Our Shaolin tradition has its roots in Shaolin Monastery in Honan Province, China. Its martial art includes both barehand combat and ancient handheld weapons practice and is referred to as Shaolin Wushu 少林武術 translated as Shaolin 'martial techniques' or 'military techniques'.
Only in recent years, since about 1965, the term 'wushu' has come to represent the artistic demonstration sport in China and worldwide. However, our use of the word, which has been used for centuries in China*, refers to 'marital methods. Wushu literally means "martial art". It is formed from the two Chinese characters 武術: 武 (wǔ), meaning "martial" or "military" and 術 or 术 (shù), which translates into "method", "technique", or "skill".

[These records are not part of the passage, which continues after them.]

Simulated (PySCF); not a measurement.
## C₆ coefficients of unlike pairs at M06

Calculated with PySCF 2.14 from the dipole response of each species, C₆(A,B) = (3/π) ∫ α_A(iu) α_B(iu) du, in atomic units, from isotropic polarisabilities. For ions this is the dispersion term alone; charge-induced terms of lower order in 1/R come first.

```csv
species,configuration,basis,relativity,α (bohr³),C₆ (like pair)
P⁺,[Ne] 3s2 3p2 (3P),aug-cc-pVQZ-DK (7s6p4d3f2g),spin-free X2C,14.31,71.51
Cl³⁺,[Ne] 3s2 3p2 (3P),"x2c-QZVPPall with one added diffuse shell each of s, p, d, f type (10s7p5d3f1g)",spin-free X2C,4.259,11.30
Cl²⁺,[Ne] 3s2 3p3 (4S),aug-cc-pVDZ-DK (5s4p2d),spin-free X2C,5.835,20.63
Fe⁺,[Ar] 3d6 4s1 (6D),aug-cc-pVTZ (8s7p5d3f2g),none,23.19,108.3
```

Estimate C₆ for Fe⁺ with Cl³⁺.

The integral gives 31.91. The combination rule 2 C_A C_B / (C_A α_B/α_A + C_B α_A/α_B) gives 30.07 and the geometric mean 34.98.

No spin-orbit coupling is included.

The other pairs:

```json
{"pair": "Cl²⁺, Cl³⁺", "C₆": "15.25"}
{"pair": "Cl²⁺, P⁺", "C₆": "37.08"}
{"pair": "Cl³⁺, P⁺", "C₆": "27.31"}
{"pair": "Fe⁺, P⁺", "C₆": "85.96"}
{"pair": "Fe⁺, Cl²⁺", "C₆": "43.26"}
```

This tradition of Shaolin Wushu from Honan Province (河南) has a broad frame. It includes techniques, strategies, training methods, theories, and principles designed to teach and improve combat-related fighting capabilities in hand-to-hand and handheld weapon combat, focusing on efficacy and application throughout the spectrum of violence up to and including deadly force using weapons and 'pressure points'. For this reason, and integral to this tradition is its ethical code. Since ancient times, Shaolin wushu also includes an amalgam of self-defense, the development of physical and mental toughness, health practice, and a code of moral behavior toward others.
Broadly, Shaolin wushu training and practice includes:
Shaolin Neigong: includes the following three practices. The first is involves a specific types of diaphragmatic breathing and is practiced in a seated position Zuo Chan 麟禪. Its purpose is to calm the mind and to accumulate Qi (internal energy). The second practice is Yi Jin Jing 易筋經 a series of subtle movements designed to move Qi to the extremities. The third is Shaolin Lohan Qi Gong 少林羅漢氣功, a series of slow movements to develop martial Qi or “useful qi.”
Ji Ben Dong Zuo 基本動作 Basic Skills
Shaolin basics, the absolute, indispensable base, and foundation, include stretching, drills, training to strengthen and toughen the body, sandbag punching (Da Sha Bao 打沙包), finger thrusting (Cha Shou Zhi 插手指), sandbag snatching (Zhua Sha Bao 抓沙包), stone seizing ( Shi Zhua 柯謬), as well as other methods, to develop the ability to evade, strike with sudden heavy strength, to seize, and the 18 basics kicks.
Lian Quan Tao 練拳套: Barehand Sets/Drills
Lian Quan Tao - ‘practice sequence of ‘fists/hands”; also called Lian Quan Jiao 練拳腳 - ‘practicing fists and feet.’ Generally, Shaolin kung fu sets are structured in sections/parts or roads with techniques arranged in a line, so the practitioner travels back and forth as they practice the sets.
Lian Bing Qi 練兵器: Weapon Sets/drills
Lian Bing Qi - Weapons sets. These routines involve using more than 50 ancient Chinese weapons, with origins in the Tang, Song, and Yuan dynasties.
Dui Da 對打: partner sets/drills
Dui Da and Dui Lian 對練 partner sets/drills.
These drills are the 'bridge' training to combat in reality. The evident and principle characteristic of these 'fighting' drills is practical usage and includes – Barehand vs. Barehand, Weapons vs. Weapons, and Barehand vs. Weapons. Within this tradition of Shaolin, these partner drills represent an extensive part of the curriculum content and an indispensable part of training.